My wife and I went to Vegas for our 25th anniversary
The one thing I never realized was the scale of the place.
You look out your window and see the Casino lined up down the strip and never realize the hotel you want to visit looks like it 's down the road a bit, but in reality is like three miles away.
Day one we walked, day two we took the tram
I really don't see the problem with people renting mobility units to get from point A to point B, since exercise to most Americans mean making an extra trip to the frig
The flip side is for us folks who live here and are used to 5 to 30% humidity: when we go to a coastal area, we’re dying from the humidity. Even 60% humidity (I’m sure you’re laughing at the idea of humidity that low in Florida) is extremely uncomfortable for us now. Those 90/90 days in the south feel like the mother of all saunas to us now.
It isn’t just the strip. Here in central/northern NV, we have huge, wide open valleys with 10K’ mountains on either side. In the spring and fall, when the range isn’t burning up, we have crystal-clear air, with no humidity for haze.
Easterners will look across a valley if they’re out here hunting in October/November and say “Let’s walk over there (pointing to the mountains on the other side)” and the Nevadans with him/her will say “How ‘bout we drive over there and maybe get there today?”
Folks from back east are simply not used to being able to see something 40, 50... 70 miles away.
And as Detroit demonstrates, it's even true when someone can't make a profit at it!

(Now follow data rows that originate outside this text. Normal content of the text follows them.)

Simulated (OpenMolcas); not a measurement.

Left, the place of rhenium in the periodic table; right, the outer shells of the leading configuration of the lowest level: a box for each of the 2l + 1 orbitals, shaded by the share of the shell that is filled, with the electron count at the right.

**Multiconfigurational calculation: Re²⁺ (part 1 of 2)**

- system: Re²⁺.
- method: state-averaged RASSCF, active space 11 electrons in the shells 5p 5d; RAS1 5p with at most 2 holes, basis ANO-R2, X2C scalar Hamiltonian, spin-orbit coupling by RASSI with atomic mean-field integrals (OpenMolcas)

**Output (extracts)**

Many (most?) water sources in the west are more alkaline than you’re used to, with high amounts of dissolved solids, especially calcium, magnesium, etc. Fairly typical pH’s are in the 7.5 to 8.5 range. Most water/soil east of the Big Muddy is slightly acidic.
That said, water is where you find it out here. If you’ve never hiked/camped/hunted in the west, and you plan to, you’ll either be packing a lot of water, or you’ll get used to some pretty iffy looking water sources.
I’ve even had to use water from cattle troughs out here. Tastes like crap, but it is still water.
I was wondering when you’d chime in one this one.